Sasha is a normal, straight-A high-school student; until, on a holiday with her mother, a strange man with dark glasses approaches her, and asks her to get up at 4am every morning and swim to a buoy on the beach. She tries to ignore him, but when she does so, time stops passing: the same day loops over and over, trapping her in a morass of impending dread. When she finally takes the man’s advice and swims, she finds herself vomitting gold coins on the beach–and, before she knows it, onboard a train to a university in the middle of nowhere, where she will learn Specialty. The nature of Specialty is unclear, the textbook abstruse; but the penalty for failure is all too clear, ranging from the death of the students’ families to the impairment and death of the students themselves. Specialty is a book filled with incomprehensible sentences; but as the students read it, they find themselves changing in mind and body–and Sasha, who is ahead of her peers, is destined for something both huge and frightening…

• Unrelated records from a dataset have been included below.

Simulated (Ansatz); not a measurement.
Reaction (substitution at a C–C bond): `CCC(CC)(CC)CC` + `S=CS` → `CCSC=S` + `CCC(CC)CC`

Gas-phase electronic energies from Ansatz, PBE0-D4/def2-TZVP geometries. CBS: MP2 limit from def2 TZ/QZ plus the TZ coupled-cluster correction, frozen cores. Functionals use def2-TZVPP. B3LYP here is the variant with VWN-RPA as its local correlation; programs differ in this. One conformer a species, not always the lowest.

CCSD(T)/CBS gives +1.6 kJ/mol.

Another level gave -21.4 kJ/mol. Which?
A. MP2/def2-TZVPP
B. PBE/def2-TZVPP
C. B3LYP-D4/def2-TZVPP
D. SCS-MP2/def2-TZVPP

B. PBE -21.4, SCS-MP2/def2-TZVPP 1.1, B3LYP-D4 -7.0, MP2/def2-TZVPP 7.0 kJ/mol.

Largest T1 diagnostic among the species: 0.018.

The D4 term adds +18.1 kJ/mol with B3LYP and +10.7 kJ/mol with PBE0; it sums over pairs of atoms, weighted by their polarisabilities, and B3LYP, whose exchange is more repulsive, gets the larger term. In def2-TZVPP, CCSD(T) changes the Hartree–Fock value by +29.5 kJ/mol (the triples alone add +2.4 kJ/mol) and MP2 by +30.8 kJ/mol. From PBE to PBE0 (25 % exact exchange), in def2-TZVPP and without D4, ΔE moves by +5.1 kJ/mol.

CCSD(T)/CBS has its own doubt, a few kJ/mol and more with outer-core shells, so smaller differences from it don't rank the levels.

The parallels between this and Harry Potter are hard to ignore (magical school, specially picked students), but you should probably put them out of your mind. Vita Nostra is a different, darker book: the students are university-age, with more adult preoccupations; and the magic, far from cookie-cutter spells, is impredictable, incomprehensible, and wildly dangerous; and Sasha’s position as a special student is far from enviable. There’s a palpable, oppressive sense of doom and dread throughout the entire novel, building to a very satisfying climax (which nevertheless leaves a lot of questions dangling in the air: this isn’t a book which will do a point-by-point explanation of its worldbuilding, but it’s a book that works as it is). I read this cover to cover in an evening (which should tell you something, as any free time those days is generally against my better judgment): the book draws you in, and, especially in the last quarter or so, an accelerating build-up towards the placement exam that is meant to seal the students’ fate, is darn hard to put down. Recommended.

This is my first book from the Dyachenkos, a Ukrainian husband-and-wife team, but it certainly won’t be my last: Tor published their epic fantasy The Scar, and I have every intention of trying it…

The book itself is a bit fiddly to find: it’s available in the US and UK only (I was lucky to get a copy from the translator in the hopes I’d signal boost if I liked it), and only via amazon. It also, for some reason, doesn’t show up in search results if you try by author/title, so the direct link is your best bet. This limited distribution (as well as the somewhat bland cover) probably do it no favours; but it certainly deserves wider recognition.